I’ve been thinking a lot lately about my friend Stan. He was both a gentleman and a gentle man, who always had a smile, and a joke, and, more importantly, a kind word for everyone he met. He was born and raised on Prince Edward Island, Canada. He was a fiddle player it that old PEI style that is gone now. All the players have passed away and no one has taken up the torch. These were fiddlers who seldom recorded, almost never played outside of their own little community, in fact many of them never played for others outside their own kitchens. Stan was not a great violinist, but played with passion and enthusiasm, which is way more important to me that technical prowess. He took such joy in the music that, when his bow touched the strings, you couldn’t help but feel that same joy welling up inside your own chest.

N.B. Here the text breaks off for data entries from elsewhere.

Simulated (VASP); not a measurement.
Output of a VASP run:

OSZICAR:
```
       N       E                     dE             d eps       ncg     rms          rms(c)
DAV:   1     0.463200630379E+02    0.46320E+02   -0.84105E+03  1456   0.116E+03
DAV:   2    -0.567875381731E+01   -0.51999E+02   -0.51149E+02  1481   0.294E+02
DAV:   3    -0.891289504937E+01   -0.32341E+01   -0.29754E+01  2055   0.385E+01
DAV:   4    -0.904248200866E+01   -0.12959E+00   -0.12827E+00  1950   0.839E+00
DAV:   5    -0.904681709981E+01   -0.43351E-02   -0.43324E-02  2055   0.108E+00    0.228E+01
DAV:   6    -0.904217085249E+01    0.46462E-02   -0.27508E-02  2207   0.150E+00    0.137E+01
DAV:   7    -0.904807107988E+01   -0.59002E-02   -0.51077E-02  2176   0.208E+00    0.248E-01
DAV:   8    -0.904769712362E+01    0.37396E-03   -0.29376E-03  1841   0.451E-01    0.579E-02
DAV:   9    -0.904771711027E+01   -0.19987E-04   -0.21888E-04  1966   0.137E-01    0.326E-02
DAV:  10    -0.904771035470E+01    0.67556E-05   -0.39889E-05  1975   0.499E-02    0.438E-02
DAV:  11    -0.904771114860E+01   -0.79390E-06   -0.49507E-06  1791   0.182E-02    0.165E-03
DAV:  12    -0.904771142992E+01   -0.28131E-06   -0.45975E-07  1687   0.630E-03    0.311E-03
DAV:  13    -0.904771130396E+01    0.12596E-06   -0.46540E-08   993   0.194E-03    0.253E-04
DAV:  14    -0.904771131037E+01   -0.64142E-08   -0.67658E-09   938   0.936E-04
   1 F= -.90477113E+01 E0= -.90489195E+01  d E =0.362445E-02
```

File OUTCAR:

This is normally where I would post a picture, but my files and photos from those days are in such disarray that it would take me hours to find one. If you close your eyes for a moment and try to picture the man I just described, you know what he looked like. That was Stan.
In the late thirties, he and his wife moved to Maine where they ran a little camp ground. When World War II broke out, he could have waited to be drafted into the Canadian Army, but that was not Stan’s way. He joined the US Army and volunteered for the Tank Corps. After training he ended up serving in Europe.
By December of 1944 he was involved in the Battle of the Bulge. The Allied Force were trying to stop a major Nazi offensive, and were out manned and out gunned in every way. When the tank he was in was hit and disabled, with only his side arm, he fought his way to another tank that had lost a man. They pulled the body out and Stan took his place. When that tank was likewise struck and disabled, with ammunition taken from the dead soldier, he fought his way to yet another tank and replaced a dead crewman there. That third tank took a major bomb hit and was destroyed. When they were finally able to rescue Stan, the lower half of both his legs were left behind in the wreckage.
He invalided in Europe and was sent home to Maine. Life in a wheelchair was not for Stan so he learned to walk with two prosthetic legs and the aid of a pair of canes, the kind that, if you are old enough, you might remember seeing people with polio use. I know that he was pain for the rest of his life, but he never showed it. The only time I ever saw him grimace was when he thought no one could see. He moved to Massachusetts, which was how I knew him.
Sadly this man, this hero, this liberator who helped save the world from Nazi terror and oppression, died of a heart attack in the dentist chair at a VA center. This was years before we knew fully of the shoddy care afforded to our veterans by the VA.
The reason I’ve been thinking of Stan lately is because I’ve been trying to figure out what I would say to him, if I could talk to him one more time. What I would tell him about what’s become of our country on our watch. I still don’t know.
I’m pretty sure I know what Stan would say. “You can’t let the Fascists win. If they blow up your tank, find another tank and fight on!”
I miss you Stan.
I’m posting this song “Prince Edward Island is Heaven to Me” in Stan’s memory. It meant a lot to both of us, he and I. He heard Hal Lone Pine sing it on the radio in Maine while he was convalescing, and it took him back to PEI for a few minutes. I saw Hal sing it at the Del-Sego Drive-In when I was five or six. I remember thinking at the time that I was going to go there some day, and, of course, I did. If I’m wrong about this religion thing, and if, after I die, through some theological loophole, I am allowed into heaven, if it’s just like PEI, I’ll be satisfied. Buddy, this one’s for you.